This shows that mRASP2 successfully learns a joint representation of non-English languages even without parallel pairs. The reason is that contrastive learning promotes the language-agnostic sentence representation, and AA helps with word-level joint representation. The introduction of MC24 also helps with learning a universal language-agnostic embedding space. mRASP2 improves the zero-shot translation by a large margin, while maintaining a outstanding performance on English-centric directions.

Analysis

What is the importance of each contribution?

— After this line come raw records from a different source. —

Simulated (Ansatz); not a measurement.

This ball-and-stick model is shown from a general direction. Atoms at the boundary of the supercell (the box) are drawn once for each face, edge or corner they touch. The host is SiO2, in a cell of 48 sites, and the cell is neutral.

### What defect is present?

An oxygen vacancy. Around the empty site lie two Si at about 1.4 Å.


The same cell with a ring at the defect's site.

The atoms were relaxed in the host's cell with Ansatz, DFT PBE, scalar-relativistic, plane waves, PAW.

The authors also demonstrate the importance of contrastive learning, AA, and MC24 by doing an ablation study. The following table shows their results. We can observe that: (1) Contrastive loss is the main contributor to zero-shot translation. Comparing 1 and 3, CTL hugely improves zero-shot translation quality by almost 10.0 BLEU without harming performance on supervised/unsupervised directions. In fact, both supervised/unsupervised quality is slightly improved with CTL. (2) AA boosts up all 3-ways by over 1.0 BLEU if compare 3 and 4. It can be seen as a stable data augmentation method to improve translation quality on unified multilingual framework. (3) Monolingual dataset, MC24 hugely improves the unsupervised direction translation by nearly 13.0 BLEU, and also other two ways by a certain margin. It is beneficial for the overall unified many-to-many translation system.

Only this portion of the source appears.